August 08, 2006 17:46 IST

The boards of three PSU banks -- Bank of Baroda, Oriental Bank of Commerce and Andhra Bank -- met in deference to the finance ministry's insistence, but quite unexpectedly they did not roll back the rate hikes announced last week.

Mahrukh Adajania of UBS securities says that banks will raise rates further with rising borrowing costs. She adds that the interest rates are likely to go up further.

She further adds that banks that have postponed rate hikes will be impacted.

Excerpts from CNBC-TV18's exclusive interview with Mahrukh Adajania:

What did you read into what came through at the bank board meetings yesterday and are your fears on government interference allied with what came through?
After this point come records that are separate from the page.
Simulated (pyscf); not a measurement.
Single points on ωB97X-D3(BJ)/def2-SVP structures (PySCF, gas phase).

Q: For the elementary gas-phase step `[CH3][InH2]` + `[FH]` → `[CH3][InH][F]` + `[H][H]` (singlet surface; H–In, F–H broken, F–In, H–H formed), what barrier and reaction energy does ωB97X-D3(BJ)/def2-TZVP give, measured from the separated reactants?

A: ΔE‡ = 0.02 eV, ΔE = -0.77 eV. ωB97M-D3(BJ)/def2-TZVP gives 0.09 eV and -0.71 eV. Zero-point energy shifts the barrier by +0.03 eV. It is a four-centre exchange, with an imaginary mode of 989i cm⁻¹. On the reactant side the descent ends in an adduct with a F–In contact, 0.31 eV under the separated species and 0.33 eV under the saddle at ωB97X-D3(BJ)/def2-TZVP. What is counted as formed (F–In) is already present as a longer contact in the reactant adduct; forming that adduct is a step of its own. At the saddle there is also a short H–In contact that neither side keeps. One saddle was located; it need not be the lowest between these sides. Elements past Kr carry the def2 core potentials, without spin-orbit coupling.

I think that investors have been worried that the banks may have to roll back their PLR hikes as it was announced last week, but with the boards of two banks ratifying the hikes, this concern has been addressed. Bank of Baroda is a large state bank and Bank of Baroda's board approval for the rate hike is a good benchmark for all the other large state banks that are likely to see board approvals over the next few weeks, namely SBI and PNB.

PNB's board meeting is on August 12 and SBI's is on August 24. Oriental Bank of Commerce did rollback the hike in rates on home loans below Rs 20 lakh (Rs 2 million) and they also postponed the decision to hike PLR by a month.

Given that investors have been concerned about the lack of earnings clarity in state banks over the last one year, we believe that only banks that have been hiking the lending rates to protect margins and earnings would be rewarded.

As such, we believe that the stocks of Bank of Baroda, SBI, PNB and even Bank on India would outperform, whereas banks that have postponed rate hikes such as OBC would underperform. But with the large banks such as Bank of Baroda, increasing rates, government

interference concerns have been put to rest.

The question that arises is that yes a lot of banks have announced their increase in PLR so the government possibly gave them the green signal. But going ahead, given the interest scenario, would there be this kind of a consent granted to them, how would banks perform in the medium-term?

Everyone expects rates to continue to rise at least in the short-term and therefore, this would not be the last hike by banks and banks would require to hike rates even in future if the borrowing cost continues to rise. When we speak to management of banks, especially those that have ratified their hikes yesterday, we get a sense that they are not concerned about the future consents.

They are quite confident that even in future, if borrowing costs rise and they need to raise their lending rates, they would be able to do so, going by what happened in the board meetings yesterday. So the management seems pretty confident, which is a good signal.

So you have no reason to believe that the net interest margins could be under threat, going forward?

I guess that the banks would have the flexibility of hiking rates, of course they will have to go through their boards, they will have to get a backing from everyone on the board, including the government nominees. But I guess the big concern, that the pricing power has completely gone away from the state banking sector has been put to rest.

UBS disclaimer:

"Neither I, nor my dependent family members, nor my employers -- UBS Securities India Private Limited -- have any interest or position in the securities just commented upon. Due to strict Chinese Wall procedures within the group, I am not aware of positions, if any, held by other UBS group concerns."